I stayed on an extra day in Flagstaff; I could have stayed there permanently. Because of the extra day I had to drive straight through to Santa Fe which I had not originally planned. Oh well; I spent a bit more time at the hostel with Marc, and I bought a used boxset of Lawrence Durrell’s Alexandria Quartet. MINT! The books didn’t even appeared to have been opened. The box was a bit beat up, but that’s a non-issue, and it only cost me $8. I’m happy to have a set with matching covers now—because these are such important things—and beautiful ones at that.
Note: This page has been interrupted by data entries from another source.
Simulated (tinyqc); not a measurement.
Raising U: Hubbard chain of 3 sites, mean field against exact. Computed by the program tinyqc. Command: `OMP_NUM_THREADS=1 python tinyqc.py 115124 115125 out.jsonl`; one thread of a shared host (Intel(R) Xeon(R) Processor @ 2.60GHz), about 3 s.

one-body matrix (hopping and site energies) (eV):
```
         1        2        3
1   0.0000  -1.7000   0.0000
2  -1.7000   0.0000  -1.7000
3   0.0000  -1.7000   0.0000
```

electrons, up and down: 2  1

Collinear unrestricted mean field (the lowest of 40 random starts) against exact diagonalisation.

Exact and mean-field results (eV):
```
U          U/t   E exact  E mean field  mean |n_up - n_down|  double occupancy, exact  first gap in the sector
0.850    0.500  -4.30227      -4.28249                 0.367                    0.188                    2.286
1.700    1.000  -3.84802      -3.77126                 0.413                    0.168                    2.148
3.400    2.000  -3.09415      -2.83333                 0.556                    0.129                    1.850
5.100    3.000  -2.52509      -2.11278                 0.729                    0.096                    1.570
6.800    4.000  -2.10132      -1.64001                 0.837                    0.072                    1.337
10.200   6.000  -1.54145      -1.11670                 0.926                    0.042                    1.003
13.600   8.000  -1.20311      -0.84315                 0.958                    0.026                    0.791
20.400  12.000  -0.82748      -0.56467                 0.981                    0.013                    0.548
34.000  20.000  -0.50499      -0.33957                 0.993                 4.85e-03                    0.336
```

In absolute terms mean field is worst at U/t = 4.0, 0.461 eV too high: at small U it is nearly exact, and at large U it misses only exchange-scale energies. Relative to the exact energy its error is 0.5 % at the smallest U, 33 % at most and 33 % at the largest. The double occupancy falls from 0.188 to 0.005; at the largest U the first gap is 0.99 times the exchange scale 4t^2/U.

Despite driving from Flagstaff direct to Santa Fe I was still able to make a couple stops along the way—one being Walnut Canyon, just barely outside Flagstaff, and El Malpais National Monument, the other, an hour or so west of Albuquerque—as well as detouring a bit along Route 66, mainly curious if I would find anything of photographic interest. Regarding Walnut Canyon I am particularly interested in one photo that I took—not necessarily anything spectacular though—that is simply enough a peninsula of sorts jutting into the canyon with an asphalt walking path winding along it leading to and from the visitors center. There is a person barely discernible, submerged in this landscape, dwarfed by it all, his shadow kind of stuck to the rock wall behind him. He’s no more than a few specks, several grains of silver if this were film, just like every other individual detail in the image. No more or less important than any other.
Along Route 66 I made stops in Winslow and Holbrook, Arizona. Dumps in disrepair the both of them, but that’s hardly a surprise what with the rerouting of traffic to Interstate 40 along much of its length many years back. Route 66 is now just a novelty for the curious traveler, such as myself, or no more than just the main street in these small towns that dot it.
I’m writing all of this on my third day in Santa Fe, at Iconic Coffee in Collected Works Bookstore. I feel good here. Comfortable. Content. Satisfied. Relaxed. It’s a familiar place, and feels like home. Matt, with whom I stayed when I first came to Santa Fe on the very last portion of my cycling trip, helped me cut and sew curtains for my car last night. I’m excited about them, and grateful to Matt for the help. I’ve also had the opportunity to meet up and hang out with a good friend from Annapolis. He attends St. John’s College, which is how we met when we were both in Annapolis a year ago. The St. John’s College campus here is located at the start of the trail for access to Atalaya Mountain, but also right at the base of the much smaller Sun Mountain so he was able to take me on a short hike immediately after meeting up, catching the beginnings of the day’s sunset from the peak. The following day he strung up his slackline between two trees and he, myself, and a few friends of his from the college hung out in the cool air attempting to keep our bare feet from succumbing to the numbing effects of the cold ground for as long as possible. Unfortunately, Jacob, my friend, was the only one able to do so for longer than several seconds. I left that evening with my toes frozen up to the metatarsals. There was a great deal of fun had and laughter produced, though, and an always pleasurable sunset observed. I know not how much longer I will be in town, as I’m waiting for delivery of a down quilt from Enlightened Equipment. Hoping they’re able to fix the shipping issue and get it to me soon.